I'm playing tether-ball with Nutmeg, via a catnip mouse attached to a long-handled string. He's an excellent player with a phenomenal jumping ability as well as superb paw-eye coordination. Truly, it's impressive. While there is NO way Percy could make it in the wild (any sort of wild) for a half-hour, in Nutmeg I see the vestiges of the wild cats from which he's descended; he would ace living on his own in a non-domestic habitat, though I know he'd miss me. It's so cool to watch him, to experience his skill to silently hunt me (my toes, whatever). You do not hear a sound, not one, and then he pounces. "Where did you come from, Nutmeg?!" I often exclaim. And his patience is extraordinary. He will wait, and wait, and wait, for one last drop of water to fall from my bathtub faucet, for the cricket to jump once more, for the squirrel he surely saw to appear again. If he's hunting, he's like the Dalai Lama in meditation. I enjoy these moments with my playful cat. He doesn't talk (well, he does have an extensive range of meows but it's not the same as little boy talking), he needs very little. He just wants to snuggle sometimes and to play. I recognize that really, those two things are what the boys most want too, and I love to do those things with them. But there is SO much else that they need and want, and at times, it's utterly overwhelming. It is not unusual for my stomach to feel like its churning butter once they leave for school. And I don't mean that in a good, homesteader way because in that instance, I'd be rewarded with butter. In my situation, I feel vaguely ill.
I have only so much capacity at 7am to listen, respond, act, make, do, acknowledge, prepare, feed, remind, urge, answer, help. What they boys want is always more than my reservoir has within it. That's a fairly simple equation regarding supply and demand, and the guttural ache is a direct response to being on the wrong side of the 'equals' sign. I don't know what other families experience with their children of this young age, and really, it doesn't much matter. This is my family, and I wouldn't change that for the world. But I do long for a time, a day, when things aren't so intense, when there's not so much being desired. Because if an unexpected element enters the fray -finding that Percy pooped on our bathmat this morning, for example; realizing that Jack neglected to do all of his homework; remembering a forgotten must-do - the scales plunge rapidly downward on the take side.
When I must be on for extra-normal extended periods of time, I feel disappointed that the things I should (simply want? shoulds are a bitch) be eagerly anticipating are those about which I start to feel some tinge of dread. Take, for example, Halloween. Though I'm an uninspired Halloweener, it is delightful to watch the boys race to each door, hear their darling tiny voices politely trill "trick-or-treat" to each person, watch them try mightily to repress their urge to take everything in the bowl, admire so lovingly their respectful take of just one and then a "thank you!". I do love it so very much.

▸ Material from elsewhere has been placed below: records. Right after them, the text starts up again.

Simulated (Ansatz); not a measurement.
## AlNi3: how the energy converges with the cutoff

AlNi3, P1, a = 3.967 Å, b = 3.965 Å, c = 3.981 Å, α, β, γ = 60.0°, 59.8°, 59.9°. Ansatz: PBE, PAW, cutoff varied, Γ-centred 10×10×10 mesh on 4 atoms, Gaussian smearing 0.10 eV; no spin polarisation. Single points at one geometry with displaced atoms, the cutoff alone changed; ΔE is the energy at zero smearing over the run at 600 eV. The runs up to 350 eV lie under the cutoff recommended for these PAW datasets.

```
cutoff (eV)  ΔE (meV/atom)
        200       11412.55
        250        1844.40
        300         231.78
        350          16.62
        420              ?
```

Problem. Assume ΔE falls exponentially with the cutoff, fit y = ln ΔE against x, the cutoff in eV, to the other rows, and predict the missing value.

Yet the path to those moments is like a Rube Goldberg contraption full of negotiations, reminders, making/doing/shopping, counting for the umpteenth time how many days it is to Thursday. When I sit here on a Tuesday morning, awash in relief to have a quiet home for just a bit so I can get myself back to stasis, staying up late on a school night two full days from now (Tom in California until then, no less) is daunting. There is so much to do before then, and then there's Friday. Friday is the one day I have some babysitting this week yet now a post-season baseball party has been scheduled during the hours that were to be mine. A quandary to be sure, and I mean that.
Moments like these are when I feel a deep and serious tug: between wanting to appreciate all these moments and wishing for them to ebb a bit. I tire of trying to fit myself in stolen moments in the bathroom, before pick-up, between the hours of 7 and 9pm. I want to be able to just sit for a bit without a devilish calendar on my right shoulder reminding me of what's in five minutes and then ten.